I'm stuck with a problem that apparently is simple.
I need to find $x$ in following equation:
$$ x!=\left(x-1\right)! + 96 $$
How can I solve it?
After some passage I've found:
$$ \left(x-1\right)\left(x-1\right)! = 96 $$
But then I don't know how to continue...
On
First, we can move all the terms containing $x$ to the left side: $x!-(x-1)!=96$
Now, we can write them in expanded form(this is sometimes helpful with problems involving multiple factorials): $(x*(x-1)*(x-2)*(x-3)*...)-((x-1)*(x-2)*(x-3)*(x-4)*...)=96$
Aha! We can factor out a $(x-1)*(x-2)*...$, which is equivalent to a $(x-1)!$ We get: $x(x-1)!-1(x-1)!=96$
So, $(x-1)(x-1)!=96$
From here, we notice two things:
a) $(x-1)!$ is bigger than $(x-1)$ b) $(x-1)!$ has to be less than $96$
This greatly limits our possible choices.
From here, we can either prime factorize $96$, or notice that $96$ is a multiple of $24$. How does that help? Well, $24=4!$, and $96=4*24$. So that means $96=4*4!$
Now, we know $96=(x-1)*(x-1)!$, so $(x-1)*(x-1)!=4*4!$, so $x-1=4$, so
$\boxed{x=5}$
On
Write $(x-1)(x-1)!$ as $(x-1)^2(x-2)!$
There are only two ways to write $96$ in this form: $2^2 \cdot 4!$ and $4^2 \cdot 3!$ (There is also $1^2 \cdot 96$ but $96$ isn't a factorial).

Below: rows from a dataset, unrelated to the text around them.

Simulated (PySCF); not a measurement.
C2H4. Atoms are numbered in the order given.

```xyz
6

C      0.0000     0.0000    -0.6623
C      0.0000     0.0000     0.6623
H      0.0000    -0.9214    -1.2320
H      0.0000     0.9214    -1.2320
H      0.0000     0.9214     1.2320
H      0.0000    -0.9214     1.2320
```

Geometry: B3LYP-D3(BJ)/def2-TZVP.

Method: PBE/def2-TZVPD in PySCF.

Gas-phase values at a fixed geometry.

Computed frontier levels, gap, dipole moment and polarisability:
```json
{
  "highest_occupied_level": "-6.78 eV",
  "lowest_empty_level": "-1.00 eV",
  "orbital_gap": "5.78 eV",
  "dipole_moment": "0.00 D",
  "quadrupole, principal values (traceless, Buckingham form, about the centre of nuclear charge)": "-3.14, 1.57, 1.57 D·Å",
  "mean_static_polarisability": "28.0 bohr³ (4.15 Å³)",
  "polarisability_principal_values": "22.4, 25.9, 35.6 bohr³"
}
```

Inspection shows that $96=4^2\cdot 3!$ gives the solution $x=5$.
Reducing the problem to two possibilities is hardly trial and error.
If you factorize $96=(2^5)(3^1)=(1.2.3.4)\times 4$ you can notice it is already in the form $n!\times n$ for $n=4$ and there is no other way to arrange $2^5\times 3$ to make a product of consecutive numbers appear.
Therefore using your equation we get $x-1=n\iff x=5$
Edit:
For instance let $n=334764638208000=(2^{19})(3^6)(5^3)(7^2)(11)(13)$
We can start by examinining $\dfrac{n}{13!}=(2^9)(3)(5)(7)$
From there, if I try to continue the sequence $\, 1,2,\cdots,13\ $ it is not difficult to figure out that $(14\times 15\times 16)\times 16$ comes next, and the solution is $x=17$.
See this post for instance Inverse of a factorial
$$ n\sim e\exp\left(\operatorname{W}\left(\frac1{e}\log\left(\frac{n!}{\sqrt{2\pi}}\right)\right)\right)-\frac12\tag{1} $$
Notice also that $(x-1)!\le (x-1)(x-1)!\le x!$ therefore $n$ is squeezed between two consecutive factorial.
E.g. for $n=96$ then $\overbrace{4!}^{24} \le 96\le \overbrace{5!}^{120}$ and just need to confirm that $x=5$ is effectively solution.
For large $n$, it suffice then to calculate the above approximation and test just a few cases to find the suitable $x$ (provided $n$ fits the equation).
E.g. $(334764638208000)(!^{-1})\approx 16.978$ and you just need to check which if $x=17$ solves the equation, if not check also $16$ and $18$.